Of all the colors whites have been maintained as the largest of the rocks. Good white rocks aren't usually hard to find, go to any local show, and some of the people showing barreds have some good sized ones. Finding heritage quality barreds is harder and more initially expensive but the years and generations it takes to make hatchery issued barred rocks into heritage quality birds is MORE expensive. I've had good partridge birds from Ideal and bad ones from a couple other places - at least the Ideal chicks were thrifty, did well on free range and some went broody. It's far rarer to get a broody hatchery barred rock. Heritage quality partridge rocks are non-existent, show birds hard to get and not broody. I kept them for awhile but was discouraged at the difficulty obtaining better lines and once I'd raised Delawares, liked their size and foraging skills much better, their size at 16 weeks is easily a third larger than a normal partridge or barred rock, and still a bit larger than a white. The blues I have are large hens but I don't have a roo yet. I'm keeping my blues, but I sold the partridge and the barreds, the eggs were smaller, they didn't turn out a good sized meat carcass, at least not as big as the dels, and my marans eggs are larger yet, from a pullet, than many of the delawares' eggs. So I'll be keeping some marans.

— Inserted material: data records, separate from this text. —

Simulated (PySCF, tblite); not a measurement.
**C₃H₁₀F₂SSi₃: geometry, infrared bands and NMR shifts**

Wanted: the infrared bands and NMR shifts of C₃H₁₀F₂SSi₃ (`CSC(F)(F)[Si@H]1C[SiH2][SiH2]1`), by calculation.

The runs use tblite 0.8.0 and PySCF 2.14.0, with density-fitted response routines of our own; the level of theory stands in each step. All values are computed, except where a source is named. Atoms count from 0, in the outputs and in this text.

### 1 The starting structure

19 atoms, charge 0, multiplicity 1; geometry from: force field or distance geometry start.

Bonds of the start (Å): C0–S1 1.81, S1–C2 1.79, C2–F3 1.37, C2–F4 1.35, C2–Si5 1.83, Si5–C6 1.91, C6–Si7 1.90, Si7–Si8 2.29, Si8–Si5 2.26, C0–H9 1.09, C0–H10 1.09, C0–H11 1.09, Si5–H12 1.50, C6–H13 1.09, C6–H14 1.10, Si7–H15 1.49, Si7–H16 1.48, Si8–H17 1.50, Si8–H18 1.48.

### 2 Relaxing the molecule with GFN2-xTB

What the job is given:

Traditional homestead breeds were affected by what was expected and what was available - people took what they could get that did "well enough". While they are traditional, there are bad, decent and good examples of them, available in much different places. Half the poultry men I know locally were a tad surprised to learn a) that a barred rock should have a five point comb, and that cuckoo and barred are not the same color. AKA their constant confusion between what is a dominecker (dominique - totally different comb btw) and a Barred Plymouth Rock. I had to haul out the Standard and give an impromptu class on it once they found out I could tell the difference. They didn't even KNOW what they didn't know. Funny, I was loaning out that old black and white standard a lot over the following weeks. Many of them come by and ask if a bird is mixed or not, or to buy some of mine. I take that as high praise.
Going by what has been done is a good thing only to an extent. Would yesterday's barred rock owner have been happier with a bigger bird that produced bigger eggs? Probably. They did with what was regionally available and common. Ours is a wider world. If you start with hatchery birds, you will spend years, recreating the wheel, which can be gratifying but expensive, or you can go to a breeder who has already done that work and pay more for chicks. Or find a breed that without years of work, offers a bird nearer what you want. Because we have the internet, the sky's the limit. Delawares are also a heritage breed, as are buckeyes, Marans are a French breed, a dual purpose breed and while not readily available and not cheap, certainly one to look at if you're talking about the closest to true dual purpose that a breed can come.
So looking and asking is just flat brilliant, deciding whether you want to work up from hatchery, and it is work, or buy quality birds to begin with, that's both hard and part of learning that every choice is part of the learning process, and the joy of having chickens.